Hi Shammon,
Sorry for the inaccurate description of my last reply. Let me restate my
question again:
Fact 1: we know that ValueState here should not
serialized/de-serialized, so it is a good practice to mark it with
"transient".
Fact 2: on the other hand, if we don't mark it with "transient", it will
be initialized to null, and this null value will be
serialized/de-serialized. I think it will occur some overhead if the
number of partitions is very large.
Given the two facts above, the program works well in both cases in terms
of accuracy. And my question is: is there any performance benchmark in
real (large) applications to compare two cases?
Feel free to point out if I've misunderstood.

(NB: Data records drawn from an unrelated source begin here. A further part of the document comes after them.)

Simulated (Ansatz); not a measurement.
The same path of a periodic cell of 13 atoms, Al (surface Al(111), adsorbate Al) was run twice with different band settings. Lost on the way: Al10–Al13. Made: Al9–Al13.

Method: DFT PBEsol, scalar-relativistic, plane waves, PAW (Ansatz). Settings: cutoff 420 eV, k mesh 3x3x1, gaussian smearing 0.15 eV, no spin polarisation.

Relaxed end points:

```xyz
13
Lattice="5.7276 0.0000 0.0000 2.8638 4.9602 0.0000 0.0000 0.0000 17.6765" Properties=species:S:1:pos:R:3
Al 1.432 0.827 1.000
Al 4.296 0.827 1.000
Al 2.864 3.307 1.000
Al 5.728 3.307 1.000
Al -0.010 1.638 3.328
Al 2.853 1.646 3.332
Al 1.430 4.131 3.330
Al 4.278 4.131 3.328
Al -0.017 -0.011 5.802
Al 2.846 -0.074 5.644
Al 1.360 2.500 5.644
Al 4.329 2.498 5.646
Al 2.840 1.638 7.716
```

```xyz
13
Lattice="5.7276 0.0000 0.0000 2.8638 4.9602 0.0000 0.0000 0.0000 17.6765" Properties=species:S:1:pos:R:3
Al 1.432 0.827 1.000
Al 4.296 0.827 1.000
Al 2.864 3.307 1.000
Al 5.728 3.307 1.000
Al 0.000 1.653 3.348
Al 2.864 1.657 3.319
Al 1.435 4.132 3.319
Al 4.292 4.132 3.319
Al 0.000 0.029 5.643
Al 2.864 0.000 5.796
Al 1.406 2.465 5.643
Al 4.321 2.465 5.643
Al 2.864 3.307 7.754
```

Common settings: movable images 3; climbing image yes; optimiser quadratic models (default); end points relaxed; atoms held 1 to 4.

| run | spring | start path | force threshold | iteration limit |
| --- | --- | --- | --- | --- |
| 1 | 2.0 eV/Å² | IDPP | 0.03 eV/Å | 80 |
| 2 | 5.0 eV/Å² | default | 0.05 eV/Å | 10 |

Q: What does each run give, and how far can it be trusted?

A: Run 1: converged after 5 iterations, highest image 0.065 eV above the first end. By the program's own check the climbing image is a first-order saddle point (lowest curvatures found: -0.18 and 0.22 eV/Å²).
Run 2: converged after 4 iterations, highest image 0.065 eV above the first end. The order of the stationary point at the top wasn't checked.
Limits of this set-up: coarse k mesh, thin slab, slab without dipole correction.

On 2023/02/24 11:01:51 Shammon FY wrote:
> Hi
>
> Sorry that I don't quite understand your question. I think the above
> functions will only be deserialized when the job is submitted, do you
want
> to test the impact of this on submission throughput?
>
> Best,
> Shammon
>
>
> On Fri, Feb 24, 2023 at 3:04 PM Zhongpu Chen <ch...@gmail.com> wrote:
>
> > Hi Gen,
> >
> > Thanks for your explanation.
> >
> > Back to this code snippet, since they are not marked with "transient"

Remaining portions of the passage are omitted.